What’s so special about the Southern Cross?
"It was the time of the beginning of the New Zealand Marine, which then consisted of a single ship. In quite an informal way [Lieutenant] Markham was asked if he could suggest a distinctive flag. 'You have already the right', he replied, 'to fly the Blue Ensign, why not add to it the stars of the Southern Cross?' The suggestion was received with delight." So reads the biography of Sir Albert Markham, later to become famous as an Arctic explorer. But he is not our focus. Rather, we consider the question: why the response of "delight"? Why did this symbol, this Southern Cross, mean so much to New Zealanders of 1868 that it was natural to put it on the flag? What can it mean for us today?

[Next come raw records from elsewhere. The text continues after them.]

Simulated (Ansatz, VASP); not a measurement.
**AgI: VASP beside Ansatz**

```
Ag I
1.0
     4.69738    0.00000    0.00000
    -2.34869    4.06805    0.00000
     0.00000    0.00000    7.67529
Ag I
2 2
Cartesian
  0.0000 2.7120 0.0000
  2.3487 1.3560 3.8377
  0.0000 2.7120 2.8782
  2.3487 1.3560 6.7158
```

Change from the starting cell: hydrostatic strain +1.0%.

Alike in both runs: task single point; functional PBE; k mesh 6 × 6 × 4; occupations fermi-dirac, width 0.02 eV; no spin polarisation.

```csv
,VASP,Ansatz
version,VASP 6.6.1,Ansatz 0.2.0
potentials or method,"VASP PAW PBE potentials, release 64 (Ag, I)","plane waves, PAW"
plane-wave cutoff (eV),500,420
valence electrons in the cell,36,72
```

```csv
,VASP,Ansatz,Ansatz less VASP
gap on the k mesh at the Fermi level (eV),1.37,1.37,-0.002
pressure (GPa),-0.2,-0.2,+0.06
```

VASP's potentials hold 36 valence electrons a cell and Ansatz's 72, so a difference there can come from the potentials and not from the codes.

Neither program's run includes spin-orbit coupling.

A simple answer often quoted is that the Southern Cross represents the Southern Hemisphere. But there are other southern stars, so there is more to it. Let’s look back in time. To the ancient Greeks there was no Southern Cross, simply some stars that were part of the constellation Centaurus. But due to a wobble in the Earth’s Axis these stars have not been visible from Europe for nearly 2000 years. In the early 1300s the Italian poet Dante imagined himself passing through the Inferno at the centre of the Earth and coming out into the Southern Hemisphere. He arrives at the Island of Purgatorio, supposedly on Easter Sunday 1300. The first thing he sees is four bright stars near the South Pole, which he names for four natural virtues Justice, Prudence, Temperance and Fortitude. Dante’s stars may have been imaginary, but his poetry had a lasting influence. Two centuries later, on Easter Wednesday 1500, the Portuguese explorer Pedro Alvares Cabral discovered a Southern Hemisphere coast. He called it the "Land of the True Cross" after the four unfamiliar stars high overhead in the early evening. We now know this land as Brazil, and the stars as Crux, the Cross. Generations of Europeans sailing south would see this constellation rising out of the ocean ahead, with the long axis of the Cross always pointing south. Travellers took comfort from the thought that Christ was watching over them, so far from home. A world away, Polynesian sailors did not imagine the stars as a cross but they were well-known nonetheless. Visible as far north as Hawaii, and always located towards the south, they were part of a system of navigation used by the ancestors of Maori and Pacific Islanders to travel the vast distances across the ocean.
From the northern tropics, the Southern Cross is visible only briefly, rising and setting in a few hours. Further south the stars rise higher and higher in the sky until, from the Tropic of Capricorn down, the stars never set. New Zealand is one of only four nations in the world that can see the Southern Cross from everywhere in the country, all year round. (Yes, I’m excluding the Pacific Island territories we administer but that are not part of New Zealand proper.) The other three nations are Uruguay, Lesotho and Swaziland, whose flags don’t show the Southern Cross. So New Zealand has a unique reason to feel attachment to the Southern Cross and to claim it as a national icon. By contrast, our near neighbour Australia uses the Southern Cross on its flag, but the northern third of the continent cannot even see the stars at certain months of the year since they are below the horizon. Perhaps the residents of Darwin feel, at times, a sense of irony when they sing Australia’s national anthem "Beneath our radiant Southern Cross…".
The Southern Cross is the quintessential symbol of South-ness. Not only in name: it can be used to find the direction South, and thereby all other directions of the compass. It can also be used to tell the time. These facts may not be important in 2010 unless you are lost, but they still make a nice trick for 'showing off' or simply feeling connected with nature.
The angle the Southern Cross makes to the horizon depends on the time of night and month of the year. It can be sideways, even upside down. Imagine the Southern Cross is like the hour-hand of a clock, with the three 'top' stars at the tip of the hour-hand and the bottom star nearer the clock centre. Suppose you point your hand at the top star and move it along a line past the bottom star and out the other side. Stop at a distance a bit further than an adult’s handspan as seen at arm’s length. Then you will be pointing at the centre of the clock, a piece of blank sky called the South Celestial Pole. If you drop your hand to the horizon you will be pointing due South.
An alternative method of finding the Pole uses a line at right angles to the Pointers as well. Move your thumb and index finger along both lines at the same time, and where your thumb and finger touch is the South Celestial Pole.